Senior Government officials, prominent politicians and business people have been implicated in a case in which a local firm reportedly imported 37 million litres of fuel worth millions of dollars for resale on the pretext that it was meant for the Zimbabwe Defense Industries.
Glow Petroleum, which distributed the fuel to its service stations countrywide, is believed to have defrauded the Government of more than $13 million over the past six months by evading customs duty and other charges.
Company director Mr Aaron Chinhara and one of his managers who has not been named, were last week picked for questioning.

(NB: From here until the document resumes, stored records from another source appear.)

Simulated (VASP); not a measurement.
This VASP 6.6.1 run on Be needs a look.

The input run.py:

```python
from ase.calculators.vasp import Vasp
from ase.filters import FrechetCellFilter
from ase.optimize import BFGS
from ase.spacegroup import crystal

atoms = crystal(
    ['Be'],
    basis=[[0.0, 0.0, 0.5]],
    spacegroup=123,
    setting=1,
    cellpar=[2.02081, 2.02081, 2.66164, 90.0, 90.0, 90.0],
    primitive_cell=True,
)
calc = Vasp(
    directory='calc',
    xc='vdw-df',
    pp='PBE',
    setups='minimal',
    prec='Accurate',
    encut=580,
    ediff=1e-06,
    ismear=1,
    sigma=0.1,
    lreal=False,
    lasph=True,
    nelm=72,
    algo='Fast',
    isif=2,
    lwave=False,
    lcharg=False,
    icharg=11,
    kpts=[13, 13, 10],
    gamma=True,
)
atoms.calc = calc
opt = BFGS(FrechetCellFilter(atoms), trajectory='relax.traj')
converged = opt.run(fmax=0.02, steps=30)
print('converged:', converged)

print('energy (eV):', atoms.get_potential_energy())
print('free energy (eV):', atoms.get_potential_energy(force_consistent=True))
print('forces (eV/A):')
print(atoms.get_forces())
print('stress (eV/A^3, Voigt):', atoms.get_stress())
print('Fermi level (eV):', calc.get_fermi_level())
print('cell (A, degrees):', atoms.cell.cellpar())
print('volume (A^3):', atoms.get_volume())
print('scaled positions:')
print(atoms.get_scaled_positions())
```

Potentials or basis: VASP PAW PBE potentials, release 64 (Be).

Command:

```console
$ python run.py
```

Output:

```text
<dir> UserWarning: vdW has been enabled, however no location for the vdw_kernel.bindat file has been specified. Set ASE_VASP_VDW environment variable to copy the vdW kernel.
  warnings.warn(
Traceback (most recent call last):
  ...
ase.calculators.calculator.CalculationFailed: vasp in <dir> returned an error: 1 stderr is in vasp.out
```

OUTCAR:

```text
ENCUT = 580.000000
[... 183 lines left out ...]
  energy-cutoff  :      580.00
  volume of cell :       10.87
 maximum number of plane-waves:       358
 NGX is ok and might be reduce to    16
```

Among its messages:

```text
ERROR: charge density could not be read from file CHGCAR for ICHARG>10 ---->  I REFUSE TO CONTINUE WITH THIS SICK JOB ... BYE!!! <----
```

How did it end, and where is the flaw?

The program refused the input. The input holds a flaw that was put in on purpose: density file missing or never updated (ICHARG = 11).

Sources close to the investigations said yesterday that the politicians and businesspeople (names supplied) were working with Chinhara, one of the MDC-T rebels who contested the Redcliff seat during the July 31, 2013 harmonised elections as an independent candidate.
As investigations intensify, is has emerged that three of the company’s trucks loaded with fuel were dumped at two service stations in Southerton and along Simon Mazorodze Road in Harare.
Chinhara and some of his managers are assisting police with investigations.
Although finer details of the investigations were not available as of last night, The Herald understands that the net was closing in on some senior Government ministers and other officials in the chain.
Police last week received a tip-off and raided some of the company’s premises in and around the capital.
Police national spokesperson Senior Assistant Commissioner Charity Charamba yesterday said she was yet to receive the report from investigating officers.
ZDI board chairperson Retired Colonel Tshinga Dube, could not be reached on his mobile phone yesterday.
Last week, one of the drivers at the company was allegedly forced to abandon his tanker at a service station in Southerton after he was cornered by detectives.
The driver wanted to offload the fuel when detectives received a tip-off about the consignment.
Several trucks have since been impounded by police after being abandoned by drivers as investigations continue.
The fuel scam came to light following a price war in Gwanda that saw Glow Petroleum selling its fuel at significantly lower prices compared to other service stations whose prices were almost uniform.
Gwanda town has four filling stations that charge more or less the same price.
Petrol costs between $1,50 and $1,54 per litre, while the diesel price ranges from $1,37 to $1,42.
It is reported that trouble started when Glow Petroleum service station sold petrol for $1,46 per litre and diesel at $1,36 per litre.
In one instance it is reported that Glow Petroleum reduced its prices to $1,30 per litre for petrol and $1,18 per litre for diesel as it sought to outdo competitors such as Zuva Petroleum that had begun to slash prices to attract more customers in face of the competition induced by the former’s pricing.
This raised the ire of other operators in the sector who sought to establish how Glow could reduce prices that much given the procurement prices and attendant costs.
It was then allegedly discovered that the firm was clandestinely importing fuel, prompting the police to launch an investigation.